Hello, I am facing this problem with uploading the current UMLS full model to MedCATrainer. I have been trying to upload the model pack to the admin Django app, but to no avail and have encountered the errors below.
These are the 2 errors I have gotten:
Kindly seeking any help that I could get!
Hi,
This is most likely a resource issue.
If you’re trying to use the full UMLS model, then that’s a massive model. When loaded it can take an excess of 21GB of memory (from what I recall). And that’s not including other overheard.
So if you’ve got less memory than that available, that’ll probably be the issue.

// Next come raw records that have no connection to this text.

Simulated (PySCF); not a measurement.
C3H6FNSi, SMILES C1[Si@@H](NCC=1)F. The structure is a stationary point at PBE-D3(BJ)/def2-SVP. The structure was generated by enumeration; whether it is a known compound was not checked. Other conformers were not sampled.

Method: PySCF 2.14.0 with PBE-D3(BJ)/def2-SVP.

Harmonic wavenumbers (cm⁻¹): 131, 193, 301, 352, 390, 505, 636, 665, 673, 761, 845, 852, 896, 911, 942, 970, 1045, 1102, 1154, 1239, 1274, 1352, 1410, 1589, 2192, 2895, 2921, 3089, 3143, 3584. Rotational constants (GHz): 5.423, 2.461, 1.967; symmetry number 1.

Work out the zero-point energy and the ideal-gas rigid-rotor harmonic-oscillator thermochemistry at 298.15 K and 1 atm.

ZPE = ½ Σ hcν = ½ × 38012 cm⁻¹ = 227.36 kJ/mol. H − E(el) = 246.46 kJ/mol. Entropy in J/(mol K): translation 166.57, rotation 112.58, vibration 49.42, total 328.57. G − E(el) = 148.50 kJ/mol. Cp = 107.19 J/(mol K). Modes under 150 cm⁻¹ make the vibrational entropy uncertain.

However, I’m open to other things being the culprit.
As such, you can do the following:
Open the model manually outside the container:
- Use python 3.11 (that’s what trainer uses)
- Install
medcat~=1.12
(if you’re wanting to use trainer v2.17
) or medcat~=1.14.0
(if you’re using the latest trainer v2.18
)
- Load the model manually
- I.e
from medcat.cat import CAT;cat = CAT.load_model_pack("<model_pack_path>")
Let me know if the above causes a similar (or other) issues.
But as a note, I did just recently (on Monday) verify that the model does load in the latest medcat version.
Thank you very much for your reply! I can see why it’s a memory issue, as my laptop only has 8GB of Ram.
May I check how I can use the model manually outside the container, but for the MedCATTrainer as well? I have tried using the UMLS model previously in MedCAT and it works just fine, but as I’m using the MedCATTrainer, is there a way for me to still use the same model there?
Thank you
I am not entirely sure what you’re saying.
May I check how I can use the model manually outside the container, but for the MedCATTrainer as well?
I don’t really understand the question. You can just use the model file separately in multiple places, just like one would a word document.
But I’m guessing I’ve somehow missed what you’re asking.
I have tried using the UMLS model previously in MedCAT and it works just fine, but as I’m using the MedCATTrainer, is there a way for me to still use the same model there?
Which UMLS model are you using? Are you using the “full” UMLS model downloaded through the link in the README for MedCAT (this model is around 1.6GB when zipped); or are you using the MedMentions model used in the tutorials (this model is around 536MB when zipped)?
The former is the large one that is requires 20+GB of RAM. The latter is a small version that should load fine in most situations.
Apologies for the misunderstanding. I don’t have very much experience in coding, hence might not be able to properly explain the errors/issues I am facing.
I am intending to use the full UMLS model in MedCATTrainer to allow me to actively train up the model to be able to specifically look out for epilepsy related terms, rather than the full database of terms.
Previously I tried using the same UMLS model (the full one, that’s 1.6GB when zipped and >5GB when unzipped) in MedCAT through jupyter notebook, and was able to assess the model but it required an hour+ of loading.
I understand that at this moment, the problem is likely a resource issue, considering that my MacBook only has 8GB of RAM. Is there another way to circumvent this issue, besides using a higher powered computer?
There are a few things you can do to slim down the model. But you still need to do so in an environment in which you can actually load the model. So if you were able to do so in a notebook somewhere, then that could work.
Though do note that it likely took an hour because the system ran out of RAM and used the SSD as additional memory (which is a lot slower). Loading the model would not normally take that long. On my M1 based MacBook Pro with 32GB of RAM the full UMLS model loads in 142s (2m22s).
And if this was on your own machine, then the difference between doing it in the notebook and doing it in MedCATtrainer is the fact that the former is running directly on your system and the latter is running in a docker container. A docker container won’t allow using all available system resources by design. It’s limited to a certain amount of resources and will not use more than that.
Now, if you’re only interested in epilepsy terms, you can filter the CDB using the terms you’re interested by using CDB.filter_by_cui (i.e cat.cdb.filter_by_cui(list_of_cuis)
) and subsequently save the model again (CAT.create_model_pack). If you’re only keeping a subset of the concepts in the CDB, it will become a lot smaller.
There are a few other things that could make a small difference. For instance in the latest beta release (v1.15.0b
), there’s a method to lower the dimensionality of the vectors within the vocab (and the concept vectors). See vocab_utils.convert_vocab_vector_size and the PR for more details (though in my limited testing, this didn’t affect RAM usage, it could).